Guardian of the Flame
Sophia passes her days shut up in the lighthouse of Alexandria, blaming herself for a tragedy of twenty years past. She dedicates her life to keeping the flame alive and preserving her husband’s intellectual legacy at the Museum, sure she neither wants nor deserves anything more. Bellus is a commander in Julius Caesar’s sixth cohort, respected by his centurions, with a beautiful fiancée back in Rome. Yet he knows that he longs for something more in life. When Caesar descends on Alexandria, Bellus is charged with keeping the lighthouse. However, Sophia is using it to guard something more precious from Caesar’s grasp: knowledge, in particular the Proginosko, a device that will enable mankind to have control over time.
Amidst this turmoil, Cleopatra, a former pupil of Sophia’s, has returned from exile to claim power from her brother Ptolomey. She is determined to save herself and Egypt by winning Caesar’s alliance at any cost, but does not realize that cost may be greater than anything she has yet given: her heart. Culture, ambition, and faith clash as each woman meets her match and must make a decision that will change her life forever.

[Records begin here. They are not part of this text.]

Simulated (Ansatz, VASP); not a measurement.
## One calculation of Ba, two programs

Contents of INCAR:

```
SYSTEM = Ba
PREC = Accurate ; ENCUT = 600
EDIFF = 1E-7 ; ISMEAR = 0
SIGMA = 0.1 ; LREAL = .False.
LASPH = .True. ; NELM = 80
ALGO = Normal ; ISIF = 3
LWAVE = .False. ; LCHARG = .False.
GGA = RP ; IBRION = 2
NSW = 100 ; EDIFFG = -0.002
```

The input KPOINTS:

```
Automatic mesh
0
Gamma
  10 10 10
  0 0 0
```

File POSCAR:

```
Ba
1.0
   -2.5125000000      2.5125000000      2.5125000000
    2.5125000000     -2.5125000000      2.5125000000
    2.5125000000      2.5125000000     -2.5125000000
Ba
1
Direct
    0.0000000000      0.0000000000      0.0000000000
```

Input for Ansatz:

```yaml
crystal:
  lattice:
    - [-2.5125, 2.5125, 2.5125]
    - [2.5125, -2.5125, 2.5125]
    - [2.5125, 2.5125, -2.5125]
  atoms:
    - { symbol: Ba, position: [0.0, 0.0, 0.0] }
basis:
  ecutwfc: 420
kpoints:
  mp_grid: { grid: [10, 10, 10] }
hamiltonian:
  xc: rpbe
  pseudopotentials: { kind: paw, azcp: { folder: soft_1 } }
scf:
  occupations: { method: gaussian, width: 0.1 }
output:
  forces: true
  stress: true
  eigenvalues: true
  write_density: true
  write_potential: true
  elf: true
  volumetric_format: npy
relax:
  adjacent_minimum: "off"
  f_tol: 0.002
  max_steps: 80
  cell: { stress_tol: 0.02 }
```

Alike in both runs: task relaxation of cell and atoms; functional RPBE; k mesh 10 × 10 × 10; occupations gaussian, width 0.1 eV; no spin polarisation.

Guardian of the Flame is the third in Higley’s Seven Wonders series. Part romance, part suspense, and part political novel, it defies a standard categorization. I have reviewed several inspirational novels for HNS and found this to be a cut above most. I enjoyed Higley’s retelling of the Beauty and the Beast myth in the unlikely romance of the plain, surly Sophia and cultured Bellus, as well as her blending of fact and fiction to create a suspenseful story leading to one of the most famous fires in history.